Etaix’s films, or at least most of them (save for two in particular) are not only visually inspired, but are completely and utterly crammed full of heart, life and vivacity. Very few of the director’s films live up to that bill more than his second feature film, the one he is most known for, Yoyo. Yet another Keaton-esque character portrait, the film begins with the introduction of a wealthy man who we watch become a father, whose son becomes the second half of the film’s lead character. An emotionally moving meditation on the director’s own time spent in the circus and a love letter this form of entertainment, Yoyo is the director’s own favorite film, and one can truly tell why.
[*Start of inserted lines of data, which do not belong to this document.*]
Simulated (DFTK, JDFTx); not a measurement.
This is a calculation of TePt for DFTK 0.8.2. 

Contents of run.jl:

Throughout his career, Etaix would prove to be one of comedy’s most pure and purely charming voices. Yoyo is this, in possibly Etaix’s most distilled form. With a dash of melancholy thrown in (as is found under the surface of much of the filmmaker’s work), the film features a cavalcade of brilliantly shot set pieces, and from the film’s opening segment one can tell that it’s something immensely personal, and even more special. The first frames of the film hint at this being an homage to Etaix’s youth, but in the case of the film’s first act, its main focus is the cinema of Etaix’s youth. A silent segment, even including title cards, act one is so full of imagination and experimentation that it becomes as lively and awe-inspiring a segment as the auteur ever crafted. And it never lets up. With photography from Jean Boffety (who would work with the director on his next two features as well as William Klein on Who Are You, Polly Maggoo), Yoyo may not (and truly isn’t) Etaix’s greatest film, but it is without a doubt his most charming and personal.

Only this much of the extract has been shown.